Because users carry much of the network with them, network capacity and coverage is dynamically
shifted to accommodate changing user patterns. As people congregate and create pockets of high
demand, they also create additional routes for each other, thus enabling access to network capacity
through neighboring APs via multihopping. Users will automatically hop away from congested routes and
APs to less congested routes and network APs. This permits the network to dynamically and
automatically balance capacity and increase network utilization.
The Advantages of Ad Hoc Peer-to-Peer Networks
Ad hoc peer-to-peer networks offer a number of exciting advantages for new market entrants or
municipally owned and operated networks. First, the permanent, fixed components such as APs and
wireless routers are small and unobtrusive relative to the cell towers found in third-generation (3G)
architectures. This provides the advantage of much less expensive deployment both in terms of physical
plant and legal issues (leasing roof rights, for example). The time needed to deploy service in a given
market is also greatly reduced.
Secondly, when enough subscriber devices are present in a given area, the reach of a network is
instantly and inexpensively increased. By virtue of using a subscriber device as a router or repeater, the
service provider is spared the expense of APs and wireless routers. Furthermore, a network is
established among subscriber devices where there is no intelligent access point (IAP) or wireless router
to connect the subscriber devices to the Internet or other networks.[10]

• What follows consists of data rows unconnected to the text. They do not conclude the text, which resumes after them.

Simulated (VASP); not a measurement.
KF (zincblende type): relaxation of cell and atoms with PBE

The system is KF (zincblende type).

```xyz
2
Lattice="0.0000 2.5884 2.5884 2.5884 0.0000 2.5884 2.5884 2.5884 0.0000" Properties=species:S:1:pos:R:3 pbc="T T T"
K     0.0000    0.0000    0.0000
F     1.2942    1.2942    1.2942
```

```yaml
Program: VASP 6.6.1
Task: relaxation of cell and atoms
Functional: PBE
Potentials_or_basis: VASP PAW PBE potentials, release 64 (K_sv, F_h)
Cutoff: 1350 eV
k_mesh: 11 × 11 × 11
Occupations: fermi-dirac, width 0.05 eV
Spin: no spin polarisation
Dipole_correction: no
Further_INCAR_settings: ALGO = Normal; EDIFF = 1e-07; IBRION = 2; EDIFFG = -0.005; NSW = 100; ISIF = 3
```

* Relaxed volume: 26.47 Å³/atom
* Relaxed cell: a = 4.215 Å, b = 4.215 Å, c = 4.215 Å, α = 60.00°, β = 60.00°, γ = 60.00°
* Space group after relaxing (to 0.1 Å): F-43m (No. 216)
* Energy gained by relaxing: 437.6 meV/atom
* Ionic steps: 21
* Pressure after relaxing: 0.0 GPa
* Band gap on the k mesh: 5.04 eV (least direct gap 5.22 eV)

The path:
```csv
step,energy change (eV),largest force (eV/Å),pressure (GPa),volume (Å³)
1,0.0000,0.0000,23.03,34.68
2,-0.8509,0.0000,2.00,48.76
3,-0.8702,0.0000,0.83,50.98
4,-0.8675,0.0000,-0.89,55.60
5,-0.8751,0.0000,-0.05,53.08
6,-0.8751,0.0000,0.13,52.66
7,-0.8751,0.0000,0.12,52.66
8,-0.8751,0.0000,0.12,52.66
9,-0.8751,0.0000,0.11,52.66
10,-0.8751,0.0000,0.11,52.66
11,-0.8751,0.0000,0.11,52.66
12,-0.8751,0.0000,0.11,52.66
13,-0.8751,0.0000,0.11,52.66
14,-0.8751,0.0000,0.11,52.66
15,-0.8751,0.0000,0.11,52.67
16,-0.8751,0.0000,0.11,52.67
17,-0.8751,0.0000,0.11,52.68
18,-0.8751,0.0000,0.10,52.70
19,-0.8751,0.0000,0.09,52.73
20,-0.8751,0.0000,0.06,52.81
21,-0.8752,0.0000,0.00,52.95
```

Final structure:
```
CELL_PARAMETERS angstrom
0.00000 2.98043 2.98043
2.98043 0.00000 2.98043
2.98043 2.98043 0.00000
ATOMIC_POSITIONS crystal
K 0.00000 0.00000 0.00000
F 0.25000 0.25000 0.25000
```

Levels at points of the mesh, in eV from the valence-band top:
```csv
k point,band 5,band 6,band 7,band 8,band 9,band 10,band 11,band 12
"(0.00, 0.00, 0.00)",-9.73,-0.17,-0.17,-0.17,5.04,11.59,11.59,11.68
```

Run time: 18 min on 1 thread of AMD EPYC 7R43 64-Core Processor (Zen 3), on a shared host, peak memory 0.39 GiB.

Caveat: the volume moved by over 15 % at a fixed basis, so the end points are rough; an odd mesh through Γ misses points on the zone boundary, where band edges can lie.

In ad hoc peer-to-peer mobile architecture, all nodes in the network, including subscriber devices, act as
routers and repeaters for other subscribers in the network. This enables users to hop between any
number of devices in the network to achieve the desired connection. As a result, user devices can also
act as wireless routers. That is, they can act as routers and repeaters for other users. This increases
network robustness while reducing infrastructure deployment costs. Ad hoc peer-to-peer networks make
it easy for two people to directly share files, e-mail, music, video, or voice calls. Network infrastructure is
not needed. Therefore, users can form high-speed voice and data networks anywhere, anytime. Instead
of wireless operators subsidizing the cost of user devices (handsets, for example), users actually
subsidize and help deploy the network for the operator.